The Director And His Actors
( Originally Published 1938 )
WE COME to the most difficult work in directing: getting amateur actors to act. Even though audience and stage limit the director in what he can do, they do not impose serious restrictions on his imagination and creative powers; he is still free to work out a production agreeable to his own ideas. But when he confronts his amateur-acting material, he is face to face with a reality that admits of no compromise.
The director often makes this reality more formidable by taking the attitude that he must give an opportunity to act to everybody who wants it. In the stage presentation, which this book has in mind, the director is not primarily a school-master or a reformer; his first consideration is not the development of students' characters or the training of a be-ginning actor in poise and self-assurance. His first consideration is the production of a play which shall possess the highest qualities of which he and his resources are capable. He will benefit more people by giving a good production than he will by displaying a pedagogical or a reform attitude toward his actors.
If the director is teaching a course in acting, then he will cast his actors in parts that will give them the most training and profit; he will consciously miscast and give students of no experience and of but little promise the opportunity they desire. But when he sets out to give a public performance, he should search for the most suitable acting material for his play.

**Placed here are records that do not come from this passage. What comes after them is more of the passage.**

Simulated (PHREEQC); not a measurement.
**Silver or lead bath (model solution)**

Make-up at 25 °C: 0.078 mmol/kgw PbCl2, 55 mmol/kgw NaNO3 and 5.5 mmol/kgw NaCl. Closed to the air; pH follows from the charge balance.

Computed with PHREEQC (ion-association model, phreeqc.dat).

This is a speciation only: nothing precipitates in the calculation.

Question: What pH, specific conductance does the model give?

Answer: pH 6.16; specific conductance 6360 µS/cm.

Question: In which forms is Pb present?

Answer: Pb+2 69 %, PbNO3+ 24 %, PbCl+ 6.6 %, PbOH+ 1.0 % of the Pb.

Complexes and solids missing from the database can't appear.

The leader of the orchestra, if he has good musicians, does not permit poor musicians to play first violin; the athletic coach does not permit weak, inexperienced men to play on his football team if he has better players; the painting teacher does not put on exhibition the work of his poor painters. Training in acting is important and necessary. The beginner should have an opportunity to experience and to learn; but a public performance at which admission is charged is not the place for him to learn.
As he has studied his audience, as he has studied his play and devised the most intelligent and dramatic production of which he is capable, so the director must study his actors and cast his play as well as possible. He will have difficulties enough in getting his best acting material to act. If the amateur theater justifies itself, or is going to justify itself in the future, it must be done on the high standard of production it displays and on nothing else; and a high standard of production includes good acting.
Such aesthetic pleasure and cultural value as the theater has to offer will come nearer to realization for the amateur audience if the directors will cease to be sentimental or weak-willed about their actors and cast their plays with a high standard of acting in mind.